This could well be based on traditional Tibet, which today at the end of
the materialistic age appears modern to many: “Three hundred years before,
this is the time, what I called modern Tibet, which is the Buddhocratic,
unmilitaristic, mass-monastic society …” (Thurman at the conference in
Bonn).
Such perspectives clearly much irritated
the conference organizers and immensely disturbed their ostensible attempt
to introduce a note of academic clarity. The megalomaniac claims of Tibetan
neo-Buddhism plainly and openly forced their way into the limelight during
Thurman’s speech. A spectacular row with the officials resulted and Thurman
left Bonn early.
Irrespective of one’s opinion of
Thurman, his speech in Bonn was just plain honest; it called a spade a
spade and remains an eminently important record since it introduced the
term “Buddhocracy” into the discussion as something desirable, indeed as
the sole safety anchor amid the fall of the Western world. Those who are
familiar with the background to Lamaism will recognize that Thurman has
translated into easily understood western terms the religious political
global pretensions of the Tibetan system codified in the Kalachakra Tantra. The American
“mouthpiece of the Dalai Lama” is the principal witness for the fact that a
worldwide “Buddhocracy” is aspired to not just in the tantric rituals but
also by the propagandists of Tibetan Buddhism. Thurman probably revised and
tamed down his final manuscript for Inner
Revolution in light of events in Bonn. There, the emotive terms Buddhocracy and Buddhocratic are no longer so central as they were in his
speech in Bonn. Nonetheless a careful reading of his book
reveals the Buddhocratic intentions are not hidden in any way. In order to
more clearly give prominence to these intentions, however, we will review
his book in connection with his speech in Bonn.
The stolen revolution
Anybody who summarizes the elements of
the political program running through Thurman’s book Inner Revolution from cover to cover will soon recognize that
they largely concern the demands of the “revolutionary” grass roots movement
of the 70s and 80s. Here there is talk of equality of the sexes, individual
freedom, personal emancipation, critical thought, nonconformity, grass
roots democracy, human rights, a social ethos, a minimum income guaranteed
by the state, equality of access to education, health and social services
for all, ecological awareness, tolerance, pacifism, and self-realization.
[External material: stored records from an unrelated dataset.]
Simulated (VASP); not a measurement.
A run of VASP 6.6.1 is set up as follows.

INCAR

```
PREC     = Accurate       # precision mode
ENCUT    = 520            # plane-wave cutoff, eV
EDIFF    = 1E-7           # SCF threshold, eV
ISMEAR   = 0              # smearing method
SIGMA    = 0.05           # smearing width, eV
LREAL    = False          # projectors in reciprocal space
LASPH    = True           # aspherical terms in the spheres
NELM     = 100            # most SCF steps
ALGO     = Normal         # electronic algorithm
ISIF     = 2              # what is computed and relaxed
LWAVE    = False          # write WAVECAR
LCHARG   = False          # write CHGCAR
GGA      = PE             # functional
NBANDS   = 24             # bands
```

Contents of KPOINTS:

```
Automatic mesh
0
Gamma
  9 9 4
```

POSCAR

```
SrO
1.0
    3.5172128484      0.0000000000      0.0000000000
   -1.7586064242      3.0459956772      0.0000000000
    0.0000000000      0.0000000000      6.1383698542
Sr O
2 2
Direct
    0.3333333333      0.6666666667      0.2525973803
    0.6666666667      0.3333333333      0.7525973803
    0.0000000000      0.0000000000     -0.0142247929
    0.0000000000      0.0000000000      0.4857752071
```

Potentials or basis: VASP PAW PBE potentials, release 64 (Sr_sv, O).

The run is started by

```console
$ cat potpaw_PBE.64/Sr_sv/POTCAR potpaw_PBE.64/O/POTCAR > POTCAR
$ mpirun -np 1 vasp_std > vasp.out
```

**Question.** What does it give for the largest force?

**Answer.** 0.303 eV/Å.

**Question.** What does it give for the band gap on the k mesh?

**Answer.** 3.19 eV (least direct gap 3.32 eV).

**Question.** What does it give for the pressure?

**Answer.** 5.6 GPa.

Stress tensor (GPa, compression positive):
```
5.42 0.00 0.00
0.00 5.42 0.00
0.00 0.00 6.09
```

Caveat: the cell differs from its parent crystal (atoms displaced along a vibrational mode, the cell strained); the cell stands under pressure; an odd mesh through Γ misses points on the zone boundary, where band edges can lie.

In an era in which all these ideas no longer have the same attraction as
they did 20 years ago, such nostalgic demands are like a balsam. The ideals
of the recent past appear to have not been in vain! The utopias of the
1960s will be realized after all, indeed, according to Thurman, this time
without any use of violence. The era of “cool revolution” has just begun
and we learn that all these individual and social political goals have
always been a part of Buddhist cultural tradition, especially Tibetan-style
Lamaism.
With this move, Thurman incorporates
the entire set of ideas of a protest generation which sought to change the
world along human-political lines and harnesses it to a Tibetan/Buddhist
world view. In this he is a brilliant student of his smiling master, the
Fourteenth Dalai Lama. Tens of thousands of people in Europe and America (including Petra Kelly and the
authors) became victims of this skillful manipulation and believed that
Lamaism could provide the example of a human-politically committed
religion. Thousands stood up for Tibet, small and oppressed, because they
revered in this country a treasure trove of spiritual and ethical values
which would be destroyed by Chinese totalitarianism. Tibetan Buddhism as
the final refuge of the social revolutionary ideals of the 70s, as the
inheritance of the politically involved youth movement? This is — as we
shall show — how Lamaism presents itself in Thurman’s book, and the
Fourteenth Dalai Lama gives this interpretation his approval. “Thurman
explained to me how some Western thinkers have assumed that Buddhism has no
intention to change society ... Thurman’s book provides a timely correction
to any lingering notions about Buddhism as an uncaring religion.”
(Thurman1998, p. xiii)
But anyone who peeps behind the
curtains must unfortunately ascertain that with his catalog of political
demands Thurman holds a mirror up to the ideals of the “revolutionary”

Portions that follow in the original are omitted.